1. Obtain and familiarize yourself with When I Was Young in the Mountains by Cynthia Rylant. Practice reading the book aloud with expression. Write questions on sticky notes and place them in appropriate places so that you know when to pause and ask students for their contributions. Questions for discussion include:

  • Why would Grandfather be covered with black dust?

  • Why do you suppose the Crawfords smelled of sweet milk?

  • Who can act out shivering and giggling for us?

  • What do you remember most about meals when you were young?

  • Did older members of your extended family live with you when you were young?
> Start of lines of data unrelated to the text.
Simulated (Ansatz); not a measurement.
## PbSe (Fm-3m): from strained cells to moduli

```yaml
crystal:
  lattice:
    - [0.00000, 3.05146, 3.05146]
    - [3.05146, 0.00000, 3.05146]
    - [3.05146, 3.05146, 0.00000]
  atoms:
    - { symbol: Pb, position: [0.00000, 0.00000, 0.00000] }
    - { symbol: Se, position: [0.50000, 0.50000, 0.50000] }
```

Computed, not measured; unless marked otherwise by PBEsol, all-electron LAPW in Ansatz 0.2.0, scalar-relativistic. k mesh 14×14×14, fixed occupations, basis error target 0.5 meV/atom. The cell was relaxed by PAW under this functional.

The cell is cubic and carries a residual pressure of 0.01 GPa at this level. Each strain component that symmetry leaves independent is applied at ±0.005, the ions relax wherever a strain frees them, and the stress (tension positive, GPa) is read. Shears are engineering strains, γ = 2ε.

  • In the story, the snake was scary to the girl. Do you remember things that scared you?
2. You will also want to make a list of past-tense verbs from the book to use as a reference during Session 2.

3. Prepare a jackdaw, which is one way to introduce a unit or book because it encourages discussion, helps students access prior knowledge, and gets them to use predicting skills. Use a box (such as a shoebox) containing items related to the story you wish to share with the class. Items for this book might include photos of a general store or a johnny-house, a recipe for cornbread, a toy snake, a lump of coal, or a cocoa can. You might also include objects from your past that are important to you (e.g., a piece of cloth from an article of clothing, a book, or a knickknack).

4. Visit the websites related to Cynthia Rylant that are listed in the Resources section so that you are prepared to discuss her background with students (see Session 1, Step 2). Questions and points for discussion include:

  • How can you tell Cynthia Rylant loves animals?

  • Why are most of her books set in Appalachia?

  • What do we mean by the term " Appalachia"? (Be prepared to show students the area of West Virginia, South Carolina, North Carolina, Virginia, and Maryland where the Appalachian Mountains are on the map).

  • Many of Cynthia Rylant's books have won awards. What do you think are characteristics of an award-winning book? (Be prepared to list students' suggestions on the board and include descriptive sentences, interesting vocabulary, and colorful illustrations).
5. Your students will be using computers to write a story and make a book in the same format as the Rylant book. Visit the Flip Book tool and familiarize yourself with its use so you are prepared to help students use it as well. Review the Sample "When I Was Young" Text and use it to help you prepare a flip book of your own to share with the class showing your expectations for them. You might mention some of the objects you included in your jackdaw in the story.

6. If you do not have classroom computers with Internet access, reserve one 40- to 60-minute session in your school's computer lab. Bookmark the Flip Book tool on your classroom or lab computers.

7. Familiarize yourself with the Think-Pair-Share, strategy. This strategy works as follows:

  • Think: Allow students time to individually form a thoughtful response to a question and write it down.

  • Pair: Put two students together to share their thoughts.

  • Share: Lead a whole-class discussion of responses.
8. Make one copy of the Using Past-Tense Verbs Assessment, the Writing Rubric for When I Was Young In... Flip Books, the Speaking Rubric for When I Was Young In..., and the When I Was Young... Rough Draft Template for each student in your class.